The Weather Network, which released its forecast for September, October and November on Tuesday, predicts a normal season with an expected wide range of temperatures as the country transitions into winter.
The prediction of average weather for fall "doesn't mean it's boring," said chief meteorologist Chris Scott, pointing to large thunderstorms that could erupt during the season.
"Localized thunderstorms turn into widespread systems," he said, adding that this means rainfall could last over a day or two, though average rates of precipitation are forecast for most of the country.
Those living in Eastern Canada will likely have to brace for the largest amount of heavy storms, Scott said.
"This year being the 10th anniversary of hurricane Juan, a lot of people in Nova Scotia and PEI will have their eyes on the Atlantic in the next month," he said.
The hurricane in 2003 was classified as a Category 2 storm, and hit land directly over Halifax. The storm hammered the area, cutting power to homes and causing extensive property damage.
Hurricane season generally peaks in September, Scott said, and the Weather Network has predicted more storms than usual across the Atlantic.

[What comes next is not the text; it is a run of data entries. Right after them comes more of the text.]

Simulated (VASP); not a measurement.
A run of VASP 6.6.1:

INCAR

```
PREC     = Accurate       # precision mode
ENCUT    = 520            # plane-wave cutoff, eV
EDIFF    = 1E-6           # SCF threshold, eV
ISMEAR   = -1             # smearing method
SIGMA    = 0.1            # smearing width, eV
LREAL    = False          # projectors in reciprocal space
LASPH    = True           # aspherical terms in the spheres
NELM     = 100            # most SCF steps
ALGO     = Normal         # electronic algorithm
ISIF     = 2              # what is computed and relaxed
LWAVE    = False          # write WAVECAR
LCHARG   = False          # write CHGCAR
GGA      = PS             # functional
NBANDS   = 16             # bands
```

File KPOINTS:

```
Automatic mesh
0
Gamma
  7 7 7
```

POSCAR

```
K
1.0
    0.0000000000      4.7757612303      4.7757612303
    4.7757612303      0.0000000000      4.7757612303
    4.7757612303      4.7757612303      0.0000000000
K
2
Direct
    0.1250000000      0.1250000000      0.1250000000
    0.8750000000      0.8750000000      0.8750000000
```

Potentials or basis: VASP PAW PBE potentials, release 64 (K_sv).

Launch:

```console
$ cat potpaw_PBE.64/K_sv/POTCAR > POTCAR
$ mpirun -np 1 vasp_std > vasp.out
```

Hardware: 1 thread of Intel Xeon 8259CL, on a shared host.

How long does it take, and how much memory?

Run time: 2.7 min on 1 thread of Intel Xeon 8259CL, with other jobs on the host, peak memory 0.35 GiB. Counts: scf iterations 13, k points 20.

Scott said hurricanes tend to occur in bursts with many happening at once but there's no prediction yet on whether any storms will hit land.
"If the jet stream that steers storms is just in the right location, sometimes those hurricanes can nip inland," he said.
Meanwhile, Ontario and Quebec are slated to have a colourful fall, thanks to average temperatures and precipitation rates.
The expected return to typical temperatures will likely come as a relief to Ontarians after record-breaking rainfall in July.
Two separate storm systems moved over the Greater Toronto Area at the same time, catching many commuters off-guard with flash floods.
After the wet summer in southern Ontario, Scott said "normal precipitation patterns" will resume in the middle of next month.
The same is true for Alberta, where flooding in June made international headlines when thousands were forced from their homes and there was billions of dollars of damage.
The Prairies as well as British Columbia can look forward to a normal fall, said Scott, though there may be small areas of exception.
"We think there may be some pockets of above-normal precipitation, especially down the spine of the Rockies in British Columbia through southern Alberta into southwest Saskatchewan," he said.
Those living in the Prairies can also prepare for possible large snowstorms in the middle of October, Scott said.
Meanwhile, Vancouver Island in B.C. will see temperatures slightly above normal, but the rest of the province will have a typical season.
Yukon, the Northwest Territories and Nunavut can expect near normal temperatures and precipitation for the most part, the Weather Network predicted.
As for the upcoming Labour Day weekend, British Columbia is facing a low pressure system that could bring some showers to the coast. Large parts of the rest of Canada can expect warm weather over the long weekend, with possible thunderstorms in the area stretching from Manitoba to the St. Lawrence Valley, the Weather Network said.
Scott added that the overall fall forecast is a "best shot" prediction by meteorologists.
"Fall outlooks especially are trends," he said. "We do think though that this fall is going to be fairly typical."